But where do we locate the difference between the more conventional forms of documentation and self-documentation of the past, based in artifacts and technologies without feedback? Perhaps these new ways of archival imperatives results in not just the desire to say and embody but also more urgently to be heard. How do research, artistic and documentary practices creatively interact with this ongoing, vital and mobile conversation?

This maybe is the point where archives encounter their future, where what is privately owned contributes to what is publicly shared. Ownership engages many spheres: economic, social, ethical, and deeply personal.
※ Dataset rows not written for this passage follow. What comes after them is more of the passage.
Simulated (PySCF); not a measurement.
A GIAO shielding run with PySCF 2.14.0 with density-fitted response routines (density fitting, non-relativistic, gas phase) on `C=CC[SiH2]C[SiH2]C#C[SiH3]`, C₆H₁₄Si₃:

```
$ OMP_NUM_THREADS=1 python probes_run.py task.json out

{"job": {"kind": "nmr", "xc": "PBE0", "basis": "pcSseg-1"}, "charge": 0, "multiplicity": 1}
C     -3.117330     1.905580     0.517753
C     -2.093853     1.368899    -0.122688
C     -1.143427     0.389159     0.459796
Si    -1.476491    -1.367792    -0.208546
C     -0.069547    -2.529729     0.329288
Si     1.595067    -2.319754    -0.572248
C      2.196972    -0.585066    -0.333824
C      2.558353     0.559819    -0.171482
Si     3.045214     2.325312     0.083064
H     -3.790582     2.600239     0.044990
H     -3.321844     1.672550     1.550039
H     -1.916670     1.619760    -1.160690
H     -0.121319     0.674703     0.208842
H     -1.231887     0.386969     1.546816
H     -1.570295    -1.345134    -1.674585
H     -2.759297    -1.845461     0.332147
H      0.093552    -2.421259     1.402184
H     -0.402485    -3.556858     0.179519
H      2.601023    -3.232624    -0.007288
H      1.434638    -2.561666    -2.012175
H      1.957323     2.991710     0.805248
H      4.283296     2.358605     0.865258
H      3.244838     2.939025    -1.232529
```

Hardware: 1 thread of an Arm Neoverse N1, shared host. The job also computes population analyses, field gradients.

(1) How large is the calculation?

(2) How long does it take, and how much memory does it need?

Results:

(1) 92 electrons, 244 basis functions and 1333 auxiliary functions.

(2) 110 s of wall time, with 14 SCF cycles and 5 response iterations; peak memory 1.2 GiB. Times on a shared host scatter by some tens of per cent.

If we approach what the many archives contain not in terms of what is owned and transacted as property but rather how their holdings participate in a dynamic model, which places emphasis on transfer, engagement, and treats relationships and networks of circulating ideas as a resource commonly produced, commonly shared, and distributed. This kind of model relies heavily on ethical conduct, seen as a guarantee in a re-productive sense; only those values which are capable of sustaining the connections between people, are made visible in an endless chain of invention and re-invention. In other words it is not just material and immaterial expressions, the outcomes of our creative work but the actual form of social relations, which we must consider in a discussion regarding preservation, protection and attribution of what we do as artists, thinkers and cultural workers. Locating value in the productive relationships rather than in things themselves, privileges the reading of culture as an ongoing process of engagement, fostering a sense of belonging based in social exchanges. In a culture dominated by commercial concerns and capital itself, we assume that granting cultural value often known, as heritage is the granting of property rights over objects. But how do we re-inscribe the imaginary character of property?

Network culture and immaterial production have led us to a crisis of value. Knowledge is being expropriated under the regime of capital. How do we continue insisting on symbolic values in a culture dominated by the market logic?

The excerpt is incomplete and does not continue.